Michael De Santa has stuffed his wardrobe with Hawaiian shirts, bought a loud car, and rather fancies getting his ear pierced. Middle-age has this 45-year-old floundering so wildly he’s even taking up triathlons. A boozy retirement spent doing little more than bickering with his family might show on the tubby waist of this former career criminal, but at least when Michael’s legs give out he’s got a bottomless well of rage to draw from.
I enter the Vespucci Beach triathlon (a swim, a run, and a bike ride) using a bold tactic: zero training of any kind. Thankfully it doesn’t look like my opponents have practised much either, gathered as they are around a Chihuahua Hotdogs cart, one or two puffing on cigarettes. Triathlons are mind games, albeit manifested physically, and that’s why I’ve showed up overweight and wearing a full suit, sizing up opponents who use the all-too-obvious ploy of looking much younger and fitter by walking through the middle of their conversations and silently staring at each amateur athlete from a distance of several inches.
Chest pounding, I take to the starting grid and change instantly from creased blazer to ill-fitting bodysuit. My competition sprints into the sea and kicks up waves of froth that I’ll probably need an injection for. A minute later we burst onto land like creatures emerging from the primordial ooze, only fully evolved, like ape-seals or something, and make a beeline for the bikes. I send the nearest competitor sprawling over the handlebars with a clever knock and peel away. In this world of sponsored sporting events run by strict governing bodies, the rules are there are no rules.
Here’s where I ascend the leaderboard, letting the machine do the work while Mike sits down, which he’s good at. He took up BMX-ing recently in order to add more evidence to his ongoing argument that 40 is the new 30, and give or take trying to slam into other riders, the general principle remains the same. Now it’s onto the sprint, where Michael’s paunch betrays him, although he gives it a fair go by deliberately running behind them and tangling their legs up. It’s a risky manoeuvre that leads to me falling down half the time—a bit like shooting fish in a barrel with a 50 percent chance of the fish shooting back. I come sixth, but as a first go I can’t ask for more (except maybe first, second, third, fourth, or fifth place).

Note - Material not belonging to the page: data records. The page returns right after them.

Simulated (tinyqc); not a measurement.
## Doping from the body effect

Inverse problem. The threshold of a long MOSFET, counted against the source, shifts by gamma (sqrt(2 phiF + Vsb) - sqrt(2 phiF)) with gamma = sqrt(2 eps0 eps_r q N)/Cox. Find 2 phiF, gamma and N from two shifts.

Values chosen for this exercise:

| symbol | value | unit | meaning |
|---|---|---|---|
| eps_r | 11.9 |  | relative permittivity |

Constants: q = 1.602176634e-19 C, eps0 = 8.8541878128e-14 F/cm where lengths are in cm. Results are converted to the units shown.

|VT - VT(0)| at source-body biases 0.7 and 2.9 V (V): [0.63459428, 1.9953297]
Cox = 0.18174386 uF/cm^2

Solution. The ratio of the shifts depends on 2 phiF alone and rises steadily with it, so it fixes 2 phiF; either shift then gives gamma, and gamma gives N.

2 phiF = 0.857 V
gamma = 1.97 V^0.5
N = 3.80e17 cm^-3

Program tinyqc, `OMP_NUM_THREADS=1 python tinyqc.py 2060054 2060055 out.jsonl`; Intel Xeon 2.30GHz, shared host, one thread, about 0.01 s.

The next triathlon takes place in Grapeseed. My stamina’s increased as a result of the last one, so there are longer windows between me doubling over. CNT has sent a news chopper to film it. “Burger Shot joins triathlon sponsorship with new four-decker-patty,” reads a scrolling feed along the bottom of the screen, over which the circling anchor wonders aloud, “How many of these guys do you think are trapped in a joyless marriage?” That’s a little unfair – it’s mostly my kids I hate. I come an impressive second because I’m getting better at barging into people.
The last triathlon, at Sandy Shores, lasts a whopping 30 minutes. Which, admittedly, I discover by staying home and looking online. Yeah, no thanks. Like experimenting with yoga and growing out his hair, triathlon just isn’t for Michael, a massive time sink that costs a fortune in lycra and leads to a mysterious grimacing problem. Perhaps it’s the constant pain.